Air, land, and water environments consist of numerous vital natural resources that have been used to produce food and other necessities of life, and sustain the majority of living organisms since the Earth came into existence.
Human activities tied to the use of natural resources, especially during the past few decades, have degraded most air, land, and water environments and caused a ton of environmental problems that have held a firm grip on the world.
The negative impacts of environmental problems have always necessitated the call for effective implementation of environmental conservation practices which are aimed at managing, protecting, and preserving natural environments (land, air, and water) and ecosystems, or restoring degraded natural environments and ecosystems to their natural state.
However, attempts to implement environmental conservation practices usually encounter stiff challenges that have made it difficult to eliminate or remediate environmental problems such as soil erosion, desertification, climate change and severe weather, increased droughts, global warming, increasing ocean acidity, environmental (air, land, and water) pollution, loss of biodiversity, aquifer depletion, etc.
Generally speaking, the efforts that have been made to achieve environmental conservation goals have faced the following major challenges:
1. Ignorance and lack of concern
Many people who work in or interact with the environment have short-term view-points regarding the future uses of the environment, and they are often ignorant, apathetic, and unconcerned or unaware of how some of their activities are degrading the environment.
As a result, air, land, and water environments degrade so gradually and insidiously that the impacts are easily ignored or overlooked until they become big environmental problems long after preventive action should have been taken by implementing environmental conservation practices.
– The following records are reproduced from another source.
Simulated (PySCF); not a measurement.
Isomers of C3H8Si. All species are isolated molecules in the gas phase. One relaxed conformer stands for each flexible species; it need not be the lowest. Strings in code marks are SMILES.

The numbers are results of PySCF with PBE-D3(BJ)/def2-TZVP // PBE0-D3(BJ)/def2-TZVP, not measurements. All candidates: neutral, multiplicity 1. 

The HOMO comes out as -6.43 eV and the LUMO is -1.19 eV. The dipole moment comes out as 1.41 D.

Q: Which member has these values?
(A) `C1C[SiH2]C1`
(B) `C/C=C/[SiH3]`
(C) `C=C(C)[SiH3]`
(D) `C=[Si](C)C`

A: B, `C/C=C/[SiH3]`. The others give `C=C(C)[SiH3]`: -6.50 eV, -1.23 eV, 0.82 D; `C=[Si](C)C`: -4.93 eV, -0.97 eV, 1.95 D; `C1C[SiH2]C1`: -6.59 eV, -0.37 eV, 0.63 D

The environmental conservation practices that are required to prevent environmental pollution and degradation are delayed or not employed because of indifference; at times, some landowners or communities that own a particular natural resource (like land or water) claim that they have the right to use it as they see fit.
2. Economic obstacles
Generally speaking, the unwillingness of people, governments, or organizations to employ environmental conservation practices is mostly based on economics. Before major decisions are taken to apply environmental conservation practices, economic considerations are made; this usually involves evaluating the total cost that would be required to conserve an air, water, or soil environment.
The costs for conservation are usually on the high end. In many instances, because of insufficient funds—especially in developing or less developed nations that have low standards of living—people, communities, governments, or NGOs find it difficult or impossible to finance and implement environmental conservation practices.
3. Unreadiness to deviate from traditional or cultural practices
Some people or communities have inherited cultural or traditional practices that continue to be practiced in their environments; unsurprisingly, they aren’t ready to relinquish such practices in order to eliminate or reduce their environmental problems.
Take for instance, situations whereby many farmers continue to plough farmlands in ways that completely cover crop residues and make it easier for rain, runoff, and wind to wash away topsoil and nutrients, and thus cause nutrient depletion and soil erosion.
Because some people or communities place a great deal of pride in certain traditions or cultural practice, they aren’t ready to push tradition or culture aside and employ scientific or conservation ethics that can help to retain residue and consequently reduce or prevent soil erosion and water pollution.
4. Insecurity and uncertainty
Many people in developing countries struggle to make a living while employing long-lived traditional or cultural practices that have degraded the environment in the long run.
Some people usually feel insecure and uncertain about modern conservation practices, and believe that—although science has proven that the practices would benefit the environment in the long run—the practices may end up making people become poorer or financially worse in the short run.
Napier and Sommers (1993) noted that, if the benefits of environmental conservation practices are expected to be delayed or distributed over several years, then the people who are asked to apply them should be guaranteed that they won’t starve to death if the environmental conservation practices fail.